This blog post is part of an author spotlight series on Indigenous authors for #Canada150. Click here to view all posts.
Where do I even begin with the amazing work of Eden Robinson?
Eden Robinson is a member of the Haisla and Heiltsuk First Nations. She grew up in Haisla territory near Kitamaat village on the central coast of British Columbia. Her work is primarily centred in the area she grew up in and references the forests and ocean shoreline near Kitamaat.
Robinson first appeared on the literary scene with the short story collection Traplines in 1996. It got a lot of attention and when Monkey Beach appeared on the scene four years later, Canadian Literature collectively lost their mind. This is the book Robinson is most known for as it was nominated for the 2000 Scotiabank Giller Prize, one of Canada’s biggest literary awards, and won the 2001 Ethel Wilson Fiction Prize which is awarded annually to the best work of fiction by a BC or Yukon resident. Monkey Beach is routinely taught in high schools and universities around the country and is listed on CBC Books 100 Novels That Make Your Proud to Be Canadian.

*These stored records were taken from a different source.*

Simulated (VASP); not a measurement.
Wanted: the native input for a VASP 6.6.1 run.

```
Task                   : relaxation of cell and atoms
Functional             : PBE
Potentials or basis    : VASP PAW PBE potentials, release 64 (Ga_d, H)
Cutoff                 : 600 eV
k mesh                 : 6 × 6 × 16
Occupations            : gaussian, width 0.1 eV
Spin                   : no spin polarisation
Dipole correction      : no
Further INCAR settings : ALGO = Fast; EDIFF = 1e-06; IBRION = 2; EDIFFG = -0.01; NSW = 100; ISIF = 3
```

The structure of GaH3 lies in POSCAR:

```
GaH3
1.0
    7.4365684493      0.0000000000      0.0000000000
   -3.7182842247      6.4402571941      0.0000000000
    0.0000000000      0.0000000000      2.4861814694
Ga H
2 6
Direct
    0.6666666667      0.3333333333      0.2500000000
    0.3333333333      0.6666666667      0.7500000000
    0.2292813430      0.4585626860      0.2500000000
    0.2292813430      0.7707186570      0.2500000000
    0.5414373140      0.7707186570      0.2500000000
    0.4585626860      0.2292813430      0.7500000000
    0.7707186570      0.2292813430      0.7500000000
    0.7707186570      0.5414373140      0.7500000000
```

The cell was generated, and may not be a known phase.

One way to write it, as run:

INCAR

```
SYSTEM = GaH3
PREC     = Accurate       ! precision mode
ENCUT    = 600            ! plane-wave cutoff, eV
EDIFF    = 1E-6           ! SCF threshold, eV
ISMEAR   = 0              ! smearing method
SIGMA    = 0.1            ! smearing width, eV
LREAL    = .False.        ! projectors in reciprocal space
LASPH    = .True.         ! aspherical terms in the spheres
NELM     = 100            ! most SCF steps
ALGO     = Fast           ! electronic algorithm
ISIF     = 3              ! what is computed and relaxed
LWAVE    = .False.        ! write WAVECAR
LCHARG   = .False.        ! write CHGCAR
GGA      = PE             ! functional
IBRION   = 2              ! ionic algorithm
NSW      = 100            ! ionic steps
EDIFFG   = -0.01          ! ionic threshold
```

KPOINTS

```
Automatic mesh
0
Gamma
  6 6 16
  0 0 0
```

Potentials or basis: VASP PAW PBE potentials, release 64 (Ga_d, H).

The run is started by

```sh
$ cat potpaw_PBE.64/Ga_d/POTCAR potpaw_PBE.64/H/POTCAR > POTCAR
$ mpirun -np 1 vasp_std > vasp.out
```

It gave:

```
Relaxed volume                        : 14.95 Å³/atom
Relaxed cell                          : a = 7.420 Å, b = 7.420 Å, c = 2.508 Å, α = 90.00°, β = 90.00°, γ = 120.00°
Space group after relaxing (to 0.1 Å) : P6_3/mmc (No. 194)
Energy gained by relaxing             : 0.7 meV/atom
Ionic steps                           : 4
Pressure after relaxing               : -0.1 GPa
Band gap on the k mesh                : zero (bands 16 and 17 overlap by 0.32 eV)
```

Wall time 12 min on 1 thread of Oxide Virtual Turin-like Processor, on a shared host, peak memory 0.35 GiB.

Robinson then went on to publish Blood Sports in 2006, a dark tale of struggle and a cat-and-mouse relationship between two cousins set in Vancouver’s Downtown East Side. In 2011, she published Sasquatch at Home: Traditional Protocols & Modern Storytelling, part collection of essays on writing, part memoir. And just this past February, she returned once more with a long anticipated book, Son of a Trickster, the first in a YA fantasy trilogy.
The first piece of writing I ever read by Eden Robinson actually wasn’t one of her novels, but a short story, “Terminal Avenue,” that was published in the anthology So Long Been Dreaming: Postcolonial Science Fiction and Fantasy. In “Terminal Avenue” Robinson tells a story of a future Vancouver where Indigenous people are registered by the police and restricted from entering certain parts of the city. It’s a story that hit particularly hard to home and possibility with the realities of police brutality, the Canadian justice system, the overrepresentation of Indigenous people in the prison system, and the legacy of Canada’s colonial history of genocide against Indigenous people. Even as it breaks you, “Terminal Avenue” beautifully draws the reader in in a short few pages.
Robinson is a writer who excels in creating beautiful, impactful imagery, particularly in relation to the land. I grew up in various different areas BC, particularly on the coast and the lower mainland before moving into the interior. And even when Robinson writes about areas I’ve never been to I feel like I am there thanks to her writing. Between my memories and her words I can taste the salt of the Pacific, walk the sidewalks of Hasting Street, smell the tang of cedar trees, trace the outline of the horizon where the sky meets the ocean, lean back under the bulk of the mountains. I go home when I read her books after having lived away from BC for so long.
After reading “Terminal Avenue” I decided to pick up Monkey Beach for CanLit Bingo 2016. It turned out to be one of the best reading decisions I made as it was one of the best books I read in 2016. Monkey Beach is a story of growing up, loss, community, living myths and legends. The narrative weaves between past as present as Lisamarie remembers her childhood growing up in Kitamaat as she journeys by speedboat up the Douglas Channel looking for her brother’s body who died by drowning.
In as much as she excels in description and imagery, Robinson is also a writer who is able to craft incredible characters. Although Monkey Beach has beautiful descriptions of the land, it’s truly the characters and their relationships that draw the reader in. Monkey Beach is the story of a family and community, all circling and coming together in relation to each other.
When I heard that Robinson was coming out with a new novel, Son of a Trickster, I was super excited. I wasn’t sure how she was going to handle the transition from literary fiction to YA, but grabbed it from the library the moment I saw it on the shelf. Son of a Trickster is a hilarious read. It’s dark in parts, following Jared who’s a teenage pothead as he struggles with his divorced parents, his family falling apart, falling in love, getting into trouble. But even in the darkest moments Robinson’s writing and humour shines through. Her ability to write compelling characters has really expanded and the dialogue is fantastic. I’ve never read a book where dialogue read exactly how people would speak or that made me laugh so much. Robinson is fantastic at writing teen characters and I really hope this book gets picked up by the larger YA community outside of Canada.
Although I haven’t read Traplines, Blood Sports or Sasquatch at Home yet, Robinson is very much one of my favourite authors and I plan on reading everything she’s written and her books to come.
If you’re interested I also recommend checking out some of the recent interviews she’s done about Son of a Trickster on CBC The Next Chapter, CBC Unreserved, and the CBC Unreserved Indigenous Reads Panel discussion on Son of a Trickster. She talks about her writing process, oral storytelling, and how she managed to get into the mindset of a teenage boy to write Jared.